I’ve been a member of trash nothing for a while, thinking all along about how it could be more effective. The inefficiency is similar to small ads in a newspaper. The time it takes to look through all the potentially relevant ads to find ones that actually are relevant can be disproportionate. It may end up as a very ineffective use of time and attention.
Could indexing / categorising help? An ontology perhaps? Using all relevant standard identifier vocabularies? Ideas abound; enthusiasm tends to live only in the enthusiasts.
Perhaps more promising, what if various people took on the role of knowledge manager of their favourite area of this space of reuse and potential recycling?
Or, take it further: maybe volunteers could take on actually curating donated goods? If someone knows about the demand for particular kinds of things (so many kinds of things pop up) then they would be in a good position to know if an offer really just needs to go to materials recycling, or whether someone is likely to want it, sooner or later. Any way round, it needs knowledge. Let’s distribute the curation of that knowledge.

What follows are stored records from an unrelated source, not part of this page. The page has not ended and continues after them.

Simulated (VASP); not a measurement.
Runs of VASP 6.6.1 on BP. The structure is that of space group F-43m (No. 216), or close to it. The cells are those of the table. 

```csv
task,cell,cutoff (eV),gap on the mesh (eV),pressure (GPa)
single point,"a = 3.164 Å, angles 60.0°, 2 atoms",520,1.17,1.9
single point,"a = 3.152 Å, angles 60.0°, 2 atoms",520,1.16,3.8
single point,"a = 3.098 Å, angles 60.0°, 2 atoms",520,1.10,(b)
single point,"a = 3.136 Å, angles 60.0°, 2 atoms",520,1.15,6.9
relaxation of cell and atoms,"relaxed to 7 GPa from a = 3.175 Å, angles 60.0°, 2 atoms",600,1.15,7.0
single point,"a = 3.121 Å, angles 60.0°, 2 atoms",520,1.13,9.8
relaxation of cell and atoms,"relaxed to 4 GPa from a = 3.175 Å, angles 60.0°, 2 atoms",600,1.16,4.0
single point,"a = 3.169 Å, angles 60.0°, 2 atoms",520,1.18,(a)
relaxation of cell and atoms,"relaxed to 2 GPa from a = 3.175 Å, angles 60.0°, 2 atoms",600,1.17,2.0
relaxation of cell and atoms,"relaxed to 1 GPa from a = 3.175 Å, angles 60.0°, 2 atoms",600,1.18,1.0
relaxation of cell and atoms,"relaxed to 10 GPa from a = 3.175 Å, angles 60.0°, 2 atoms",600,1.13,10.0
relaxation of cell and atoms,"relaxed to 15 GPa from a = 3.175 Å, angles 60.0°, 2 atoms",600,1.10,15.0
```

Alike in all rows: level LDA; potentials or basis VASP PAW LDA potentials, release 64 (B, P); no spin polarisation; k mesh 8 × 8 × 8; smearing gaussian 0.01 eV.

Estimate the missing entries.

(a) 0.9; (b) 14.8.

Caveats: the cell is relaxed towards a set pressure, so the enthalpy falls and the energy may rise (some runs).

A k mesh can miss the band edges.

The last few days I’ve been following some intriguing discussions on the Collaborative Technology Alliance and the idea of an “Open App Ecosystem” (e.g. here or here) What comes up in these discussions is that many different groups have tried to build, or at least envisage or plan, something along those lines. What we have right now is a relatively unorganised bunch of attempts to do something that is, by all accounts, very worthwhile.
Now for the moment of (possible?) insight. What if we treated the idea of interrelating Open Apps in a way similar to Trash Nothing? I mean, we have a collaborative knowledge management task here. And underlying that, a task to agree suitable foundations for managing that knowledge in a commoner-owned, collaborative way: as a knowledge commons.
Similar to Freecycle / Freegle, it’s great to have all these offers on the table, but for them to be used needs people to be aware of what there is at the right time, and in the meanwhile, to have people curate these knowledge resources so that they are available when wanted.
Curation brings up the question of trust. Who can be trusted to do that curation? Let’s face it: none of us have the time or patience to curate the whole thing effectively. Curation of the knowledge needs to be distributed to be effective; and even more, curation of physical assets needs to be distributed and re-localised. But the curators need to trust each other, and communicate well; the users (commoners?) need to trust the curators. Curators must be accountable to commoners.
Back to my recurring theme of needing to build up trust (and mutual knowledge, respect and understanding) one-to-one, most likely face-to-face.